Monday, Jan. 26, 1959
The Two Motors
The people of tiny Laos received in 1957 some $48 million in U.S. aid--about $9,000,000 more than the U.S. Government disbursed to the three states of Nevada, New Hampshire and Vermont together. For a time last year, it looked seriously as though the Communists were going to get it all.
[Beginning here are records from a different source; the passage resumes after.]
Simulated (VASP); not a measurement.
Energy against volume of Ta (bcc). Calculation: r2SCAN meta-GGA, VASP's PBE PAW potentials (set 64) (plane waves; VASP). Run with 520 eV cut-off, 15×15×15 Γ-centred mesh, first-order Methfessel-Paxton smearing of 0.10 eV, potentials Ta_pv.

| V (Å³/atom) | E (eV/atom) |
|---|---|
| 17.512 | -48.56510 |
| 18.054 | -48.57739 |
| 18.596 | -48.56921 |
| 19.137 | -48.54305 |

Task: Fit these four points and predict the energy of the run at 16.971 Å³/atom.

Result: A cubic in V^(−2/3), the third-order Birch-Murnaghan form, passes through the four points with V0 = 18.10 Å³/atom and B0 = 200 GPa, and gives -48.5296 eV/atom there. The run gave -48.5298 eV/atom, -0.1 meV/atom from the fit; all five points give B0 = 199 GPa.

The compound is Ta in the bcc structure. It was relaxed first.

Rickety Structure. The Reds were everywhere. Two potent Communist powers, Red China and North Viet Nam, pressed against Laos' borders. Native Communists, led by Prince Souphanouvong, a member of the royal family, controlled the provinces of Samneua and Phongsaly. The two provinces were regained, but at a price: two Cabinet posts for the Communists and the incorporation of two Communist battalions in the small royal Laotian army. As a legal party, the Reds and their allies made further gains in the May elections, emerged with 21 of 59 seats in the National Assembly. Governmental graft, corruption and inefficiency were doing much of the Reds' work for them. In November, Communist North Viet Nam, thinking it had Laos on the run, accused it of border violations, then occupied a stretch of Laotian territory with 3,000 troops.
The capital city of Vientiane rang with rumors of a military coup; the Communists under Prince Souphanouvong called for a meeting of the National Assembly, hoping to capitalize on the growing chaos. But Premier Phoui (pronounced Pwee) Sananikone, 55 (TIME, Sept. 1), a muscular and quick-witted six-footer, was ready for them. Last August he had formed a government shorn of the two Communist ministers. He instituted a currency reform that allowed the Laotian kip to find its normal level of 80 to the dollar, and he brought a halt to the scandalous abuse of U.S. aid.
Political Drift. Last week Premier Phoui gave the Communists the Assembly meeting they had been clamoring for. He strode to the podium in the yellow-walled National Assembly building, denounced the "subversive elements" in the country and derided the tactics of North Viet Nam which, "while accusing us, provokes us." Insisting that Laos "must clearly state that it is on the side of the free world.'' Phoui boldly asked the National Assembly to vote itself out of existence. Like many another Asian leader in recent months. Phoui was demanding the right to rule alone for a full year to arrest the nation's political drift and shore up its economy.
Clearly taken by surprise, Prince Souphanouvong was able to muster only 16 of the 47 Assemblymen present to oppose the Premier. Armed with his new mandate, Phoui Sananikone promised Laotians a new constitution, pledged that the royal government would build dams and roads, improve communications, seek foreign investments. He would rule, said the Premier, through the "two essential motors" of an independent state: the army and the civil service.
Prince Souphanouvong cried that Phoui's taking of power was "illegal," and some panicky Communist leaders lit out for the protection of North Viet Nam. Souphanouvong could not even count on the two Communist battalions that had been incorporated into the royal army, presumably with the intention of spreading discontent. Both Red battalions had been quietly disarmed and interned in separate camps, each under the custody of a heavily armed and loyal battalion of the royal Laotian army.